Topic 6
Blog 1 of 3, Emerging business architecture; changing role of EA and IT
For my first post, I want to focus on the value of Business Architecture. Business architecture is what I have lived and breathed for more than a decade of my life. The discipline has considerably matured. My first Business Architect (BA) position was within a domain, Marketing to be specific. There were eight of us, which is unheard of today within any domain at my organization. At that time, we performed all types of roles, from process engineering and change management to risk management and business analysis. I considered myself a jack of all trades, not realizing I wouldn’t perform true BA services until many years later.
That being said, in the Overview to this module Business Architectures was described as, “…the bridge between the enterprise business model and enterprise strategy on one side, and the business functionality of the enterprise on the other side.” When I give my elevator speech on BA value, I say: “Executives will always have big fluffy ideas. If given to execution houses, they won’t know what to do with them or they won’t look at them from the full perspective of people, process, information and technology. Something vital piece will be missed. That’s where a BA plays a vital role. We take that big fluffy idea and break it down to a point that is understandable and consumable.” Then, I show them a spider gram like the one below.

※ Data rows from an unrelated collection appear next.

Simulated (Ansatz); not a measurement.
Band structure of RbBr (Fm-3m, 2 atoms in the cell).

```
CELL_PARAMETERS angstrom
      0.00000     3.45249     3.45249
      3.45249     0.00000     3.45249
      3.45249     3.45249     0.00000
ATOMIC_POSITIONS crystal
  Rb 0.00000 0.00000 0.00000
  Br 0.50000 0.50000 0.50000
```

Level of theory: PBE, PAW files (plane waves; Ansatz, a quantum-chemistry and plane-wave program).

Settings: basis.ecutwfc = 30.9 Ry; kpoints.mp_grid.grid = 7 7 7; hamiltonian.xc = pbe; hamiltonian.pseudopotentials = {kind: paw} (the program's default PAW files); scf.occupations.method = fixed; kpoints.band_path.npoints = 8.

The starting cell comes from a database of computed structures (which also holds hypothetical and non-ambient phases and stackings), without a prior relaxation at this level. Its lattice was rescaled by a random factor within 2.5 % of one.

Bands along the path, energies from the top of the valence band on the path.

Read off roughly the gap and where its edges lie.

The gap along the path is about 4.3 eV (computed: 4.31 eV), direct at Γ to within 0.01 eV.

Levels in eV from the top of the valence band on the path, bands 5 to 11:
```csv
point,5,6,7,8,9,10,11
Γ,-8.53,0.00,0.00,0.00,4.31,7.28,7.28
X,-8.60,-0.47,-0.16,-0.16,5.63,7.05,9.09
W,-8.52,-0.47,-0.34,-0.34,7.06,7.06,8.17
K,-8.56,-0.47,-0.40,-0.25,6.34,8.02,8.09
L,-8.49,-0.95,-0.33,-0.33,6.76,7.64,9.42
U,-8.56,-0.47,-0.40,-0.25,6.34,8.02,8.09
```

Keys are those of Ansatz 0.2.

Anyone could do what I do; but, the beauty of Business Architecture is putting this, the strategy view of the Enterprise Architecture, into a relational model. When at such ceremonies as Big Room Planning, and someone decides one of these orange diamonds is deprioritized, I can turn to the responsible executive and say, “That will impact this goal, how would you like to close that gap?” It’s all about decision insights. That’s the value I provide. I felt the William Ulrich article, The Essence of Business Architecture, supported this position.
As a humorous note, I’ve noticed many other roles stating they are “the bridge between strategy and execution.” Just this week, at a Change Management conference for my organization, the keynote speaker showed a diagram showing them as the bridge. I took the opportunity to grab a microphone to address my observation and make the bold statement that we ALL are the bridge. But, we need to learn to leverage and synergize with one another as one unified bridge. The executive sponsor of the conference found me at break to state my comments were “on point.” It takes many of us to make strategy successful.
Blog 2 of 3, Emerging business architecture; changing role of EA and IT
I keep up with the Enterprise and Business Architecture hype cycles and related sources. For this second post, I want to address what I’m personally seeing for Business Architecture for large organizations. Primarily, it’s that we cannot play at all levels and we have to leverage others. I’m at the enterprise level, located within the chief strategy officer’s organization. The diagram below is a role view of the connection between Strategy and Execution. It takes many roles to complete the strategy-to-execution view. Each domain has a culture of its own; and in many cases, various execution methods—from waterfall to nine different agile versions just in one line of business alone. But, at the strategy level, we have only three strategic priorities and seven cascading imperatives. Those of us at the enterprise business architecture level have to create extensions of ourselves to complete the model.
Just this year, we’ve created a hub and spoke structure for Business Architecture. With six enterprise architects at the hub (strategy level), we’ve established spokes within several domains, and we’re piloting it now. We’re learning the right level of granularity we hand-off to the domain business architects. We’re also learning how they populate the model to create the feedback loop back up to strategy. When I was in a smaller and mildly-regulated company, I couldn’t understand the complexity of being a large, heavily-regulated organization. Having those domain business architects has overcome many obstacles, namely culture, taxonomy, and scalability.
Blog 3 of 3, Emerging business architecture; changing role of EA and IT
For this last post, I want to quickly address the changing role on BA with respect to IT. Companies are scrambling to keep up with digital transformation. There has been a long movement to make IT roles more business savvy, called Business Technologists. Meaning IT roles are more purposefully developed to become business knowledgeable, such as in finance, marketing, and human resources, enabling them to better serve business executives. Lots of research exists on this topic. We’ve heard the call recently that business roles need to become more technology savvy since the enabling layer is so technology dependent. In deconstructing strategies, after all, we have to be able to deconstruct to a level the technical architects understand the business intent and verify their solutions (to my diagram in Blog 1) fill the gaps. I was tasked to research what this means to Business Architecture. Surprisingly, not much guidance exists. I’ve been adlibbing much of the content in lieu of solid sources, but thru socialization I’m finding I’m directionally correct. In summary, more will be fleshed out on this topic, but BAs need to be more technology savvy than in decades past.